CKJ Datathon 2023

Output

Inspiration

For this project, our goal was to utilize data science practices to analyze data given to us regarding educational data. As tasked, we did so under the premise of data scientists performing analytics to deliver insights to an unnamed congressional person.

What it does

Our project analyzes data to find the relationship between the number of students per school district to the number of students in poverty.

We explored the issues with data reproducibility by demonstrating how one dataset can have differing outcomes based on factors like software, which we demonstrated by viewing the same dataset into Excel and Python, yielding a different number of school districts in the two examples.

Similarly, we looked at the discrepancies between the number of school districts between two government datasets to show that even data collected by the federal government can have significant differences.

How we built it

Most of this project was done in Python in Jupyter notebook files. Doing so allows us to use machine learning algorithms and showcase our data and visualization in an easy to read format. We utilized Pandas, NumPy, MatPlotlib, sklearn for Linear Regression and MinMaxScaler (normalization), and mean_squared_error and r2 for validating the model’s accuracy. Using these tools, we managed to produce a linear regression model that shows a correlation between two features we were asked to analyze.

In addition, we utilized Excel to compare its importing of data to Python. We attempted to utilize Postgresql to handle a large dataset, but after hours of attempting, we were not able to complete this portion of the project due to time limitations.

Challenges we ran into

The primary issue we encountered was time limitations. Unfortunately, we were not able to successfully access a large dataset that required significant RAM or SQL to use. We also had issues regarding hardware since none of our team members had hardware strong enough to read a 10 GB file, which limited our options..
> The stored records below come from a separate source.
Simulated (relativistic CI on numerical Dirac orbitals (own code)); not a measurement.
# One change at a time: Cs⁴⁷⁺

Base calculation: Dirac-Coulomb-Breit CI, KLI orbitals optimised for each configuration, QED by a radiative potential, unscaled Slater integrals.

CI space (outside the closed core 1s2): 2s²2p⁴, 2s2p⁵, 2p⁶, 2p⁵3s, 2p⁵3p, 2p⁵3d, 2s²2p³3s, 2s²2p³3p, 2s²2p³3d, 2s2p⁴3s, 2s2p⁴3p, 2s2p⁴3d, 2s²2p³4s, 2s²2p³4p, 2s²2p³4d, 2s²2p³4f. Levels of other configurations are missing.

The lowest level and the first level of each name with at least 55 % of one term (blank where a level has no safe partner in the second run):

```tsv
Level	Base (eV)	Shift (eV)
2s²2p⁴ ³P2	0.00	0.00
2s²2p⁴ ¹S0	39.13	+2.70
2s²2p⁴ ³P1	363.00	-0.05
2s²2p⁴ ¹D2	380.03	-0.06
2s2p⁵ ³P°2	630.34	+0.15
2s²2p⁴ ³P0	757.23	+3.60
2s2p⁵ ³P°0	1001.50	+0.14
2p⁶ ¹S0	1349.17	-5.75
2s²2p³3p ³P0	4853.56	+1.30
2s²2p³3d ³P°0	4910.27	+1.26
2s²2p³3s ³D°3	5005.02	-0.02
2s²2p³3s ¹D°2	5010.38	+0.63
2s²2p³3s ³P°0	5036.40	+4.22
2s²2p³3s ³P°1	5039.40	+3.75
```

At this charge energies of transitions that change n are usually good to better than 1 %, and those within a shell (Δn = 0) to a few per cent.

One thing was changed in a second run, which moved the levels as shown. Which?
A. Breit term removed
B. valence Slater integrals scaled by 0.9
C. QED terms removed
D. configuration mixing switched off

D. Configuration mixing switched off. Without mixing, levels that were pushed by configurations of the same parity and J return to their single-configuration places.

Accomplishments that we're proud of

Tackling the issues with loading the data for Task 1 of the Advanced track was really hard, but we’re glad because we managed to do it and also produce a linear regression model. Even though more can be done to clean it up and produce a more accurate model, it was really nice to finally get the data merged together so we could work with it and display something that a person could easily recognize as some sort of correlation.

What we learned

Working with big data for the first time, we realized the difficult challenges of working with not-so-great hardware. We expected to work with large datasets, but not ones that would be essentially impossible for all of us to work with just due to us having laptops with low RAM. We realize that this is a great reason to dive more into SQL and Postgres in the future, because this was frustrating to deal with.

Also, for the first task of the Advanced track, we learned about how to merge different datasets by combining columns (similar to a SQL inner join), and how to better clean up the data beyond just applying feature scaling (such as using a boxplot to check outliers, and then remove said outliers). We also learned about how segmenting the data plots could be really useful for analyzing the data (and reduce the effect of outliers), but we struggled a bit with the implementation.